Critical situations in revenue distribution.
DO analysts calculate interests for every owner in the unit, prepare division orders, distribute them for signature, and set up the revenue deck so payments can begin on schedule.
After acquiring producing properties, division order teams reconcile the seller's revenue deck against title opinions, correct errors, and process transfers for new owners of record.
DO analysts verify the claim against title records, calculate the correct decimal interest, update the revenue deck, and process back-payments for any previously suspended or under-paid amounts.
Systematic analysis of why revenue is in suspense — unlocatable owners, title defects, unsigned DOs, address issues — and targeted action to resolve each item and release funds.
From title opinion to first payment.
The DO analyst reviews the DOTO (Division Order Title Opinion) to identify all owners and their respective interest types — WI, ORRI, RI, mineral interest.
Calculate each owner's decimal interest in the well based on their tract acreage, unit acreage, interest type, and any mathematical proportioning required by pooling orders.

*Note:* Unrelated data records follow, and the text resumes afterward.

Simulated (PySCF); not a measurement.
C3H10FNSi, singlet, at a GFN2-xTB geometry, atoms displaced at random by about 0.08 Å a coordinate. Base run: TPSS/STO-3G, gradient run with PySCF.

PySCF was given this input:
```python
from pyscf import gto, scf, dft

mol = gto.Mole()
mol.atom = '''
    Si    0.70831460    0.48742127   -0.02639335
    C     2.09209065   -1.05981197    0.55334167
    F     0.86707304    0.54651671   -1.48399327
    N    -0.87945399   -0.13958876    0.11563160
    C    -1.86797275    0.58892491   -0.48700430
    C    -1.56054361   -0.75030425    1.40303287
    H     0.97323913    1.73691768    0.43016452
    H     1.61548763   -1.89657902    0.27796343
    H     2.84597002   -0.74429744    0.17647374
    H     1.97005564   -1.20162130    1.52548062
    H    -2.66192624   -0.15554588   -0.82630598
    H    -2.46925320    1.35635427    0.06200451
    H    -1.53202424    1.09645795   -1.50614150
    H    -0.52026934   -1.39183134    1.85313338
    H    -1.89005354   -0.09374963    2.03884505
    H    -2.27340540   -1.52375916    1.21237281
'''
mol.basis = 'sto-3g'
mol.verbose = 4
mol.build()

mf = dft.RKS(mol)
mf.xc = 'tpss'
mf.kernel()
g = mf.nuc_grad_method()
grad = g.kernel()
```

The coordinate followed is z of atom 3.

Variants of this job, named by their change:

Prepare division order documents showing each owner's decimal interest. Mail to all interest owners for signature. Manage the return process, including follow-up on unsigned DOs.
Enter confirmed decimals into the operator's revenue accounting system. Process first payment runs and manage ongoing owner correspondence, address changes, and transfer of interest requests.
A title opinion is the attorney's legal analysis of who owns what. A division order is the mathematical calculation of each owner's decimal interest in a specific well, derived from the title opinion. The title opinion is the input; the division order is the output that drives revenue payments.
In most states, no. Many states (including Texas) require operators to pay within a certain period regardless of whether the DO is signed. However, signing helps confirm your ownership and ensures your contact/payment information is on file. Unsigned DOs can cause delays.
Common causes: title defects preventing ownership confirmation, unlocatable owners (bad addresses), disputed ownership between parties, unprobated estates, unsigned division orders past the state's grace period, and mathematical errors in decimal calculations.
DO analysts typically work on day rates ($300–$500) or per-well fees. A single new well might cost $2,000–$5,000 for complete DO preparation depending on the number of interest owners and complexity. Large-scale projects (acquisitions, deck conversions) are usually staffed at day rates.